It’s Okay to Take a Nap by Debra Sansing Woods
Reviewed by Victoria Akselsen Fisher
Okay, so perhaps that is a little presumptuous. After all, Debra Sansing Woods could come out with a new book before the end of 2008 that may steal the number 1 spot, but barring that, I will stick to my statement above.
Debra Woods, whose debut book Mothering with Spiritual Power quickly became an LDS favorite, has with this second book established a firm place in the LDS mother’s heart. That said, this book is geared to a wider audience than just Mormon moms, so go ahead and get a copy for your nonmember friend, too.
I say it is the best gift book because there is no side dish of guilt in this meal. This book is in so many ways a Balm of Gilead to a mother’s mental health. Woods gives a funny, personal account and glimpses into her life and the mothering of her own five children. But above all, this book boosts a mother’s feelings of self-worth and confidence. The prolific as well as the reluctant reader would enjoy it.
At the size of a DVD case, I found it perfect to stick in my purse. Chapters are short and engaging – ideal for a mother’s pick-up-and-put-down-again reading style.
One may wonder when hearing Elder Ballard’s talk in Sunday afternoon session of April 2008 General Conference, if he had not read It’s Okay to Take a Nap before writing his talk – but then again, he was not privy to an advanced review copy, as I was. Debra Woods and Elder Ballard must simply be on the same wavelength.
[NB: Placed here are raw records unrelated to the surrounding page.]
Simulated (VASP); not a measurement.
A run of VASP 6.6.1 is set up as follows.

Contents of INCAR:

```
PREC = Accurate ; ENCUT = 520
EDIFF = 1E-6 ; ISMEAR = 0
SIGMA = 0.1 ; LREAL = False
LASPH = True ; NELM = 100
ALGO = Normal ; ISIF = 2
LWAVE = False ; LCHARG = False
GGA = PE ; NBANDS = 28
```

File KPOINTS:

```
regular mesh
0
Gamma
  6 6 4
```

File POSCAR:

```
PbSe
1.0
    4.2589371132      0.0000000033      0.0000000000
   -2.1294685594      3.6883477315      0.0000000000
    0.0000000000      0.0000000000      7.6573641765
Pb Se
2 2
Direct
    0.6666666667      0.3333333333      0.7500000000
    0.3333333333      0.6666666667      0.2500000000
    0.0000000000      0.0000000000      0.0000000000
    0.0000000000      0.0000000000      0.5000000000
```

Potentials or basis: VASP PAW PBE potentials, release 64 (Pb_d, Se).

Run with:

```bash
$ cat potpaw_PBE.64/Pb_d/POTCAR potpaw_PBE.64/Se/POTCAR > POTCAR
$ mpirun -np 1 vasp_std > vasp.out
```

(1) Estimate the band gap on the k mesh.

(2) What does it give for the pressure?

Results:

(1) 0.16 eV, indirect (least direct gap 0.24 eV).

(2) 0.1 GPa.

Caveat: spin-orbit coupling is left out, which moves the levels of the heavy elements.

What I learned from It’s Okay to Take a Nap:
My identity is not that of a maid! I also don’t have to do it all today.
Lighthearted subjects such as, exercise, wonderful mothering surprises and, my personal favorite, complete thoughts are addressed, along with weightier matters like how much our love matters, today is a gift and the importance of being kind to ourselves. Moms will recognize the scenarios and dilemmas described. Allow me to share two paragraphs. First from the chapter “You Really Can complete Thoughts While Raising Kids”:
Scene One: I’m in the kitchen making my family’s favorite chocolate cake. My four-month-old is sitting in her stroller beside me. I finish mixing the cake and take one last look at the recipe to make sure I have included everything. Enter nine-year old daughter. “Mom, can I please have a friend over? Oh, please, please can she eat dinner with us? I haven’t had anyone over since yesterday!” Listen to daughter, plan response, anticipate reaction, smile at now fussy baby, and pop cake into oven. Mission accomplished. Five minutes later, pull cake out of oven and attempt somewhat successfully to stir in forgotten baking soda. (page 59)
Here is another excerpt from the chapter “You Are an Amazing Mom”:
While I believe there is value in identifying what’s not working and what we think we should be doing better, I think most moms could benefit from taking some time to note the good that they’re already doing. In the workplace, positive feedback comes in the form of performance evaluations received from your supervisor. In motherhood, we serve as our own bosses, and if we’re going to be anything approaching fair bosses to ourselves, we should do well to give ourselves a break and acknowledge the good we are doing as the mothers to our children. (page 54)
This delightful little book ends each chapter with a list of Invitations & Inspirations, featuring a plethora of good ideas, book titles and other resources addressing the topic of the chapter, so it is not just a spirit-booster but a practical resource as well.
Something that made an immediate impact on our family life since my reading the book comes from Woods’ description of how important hellos and good-byes are in their family. I decided this was a simple yet powerful way to tie family members closer together in our own home.
The book is full of little tidbits such as that. Which ones will stand out to you? There is only one way to find out.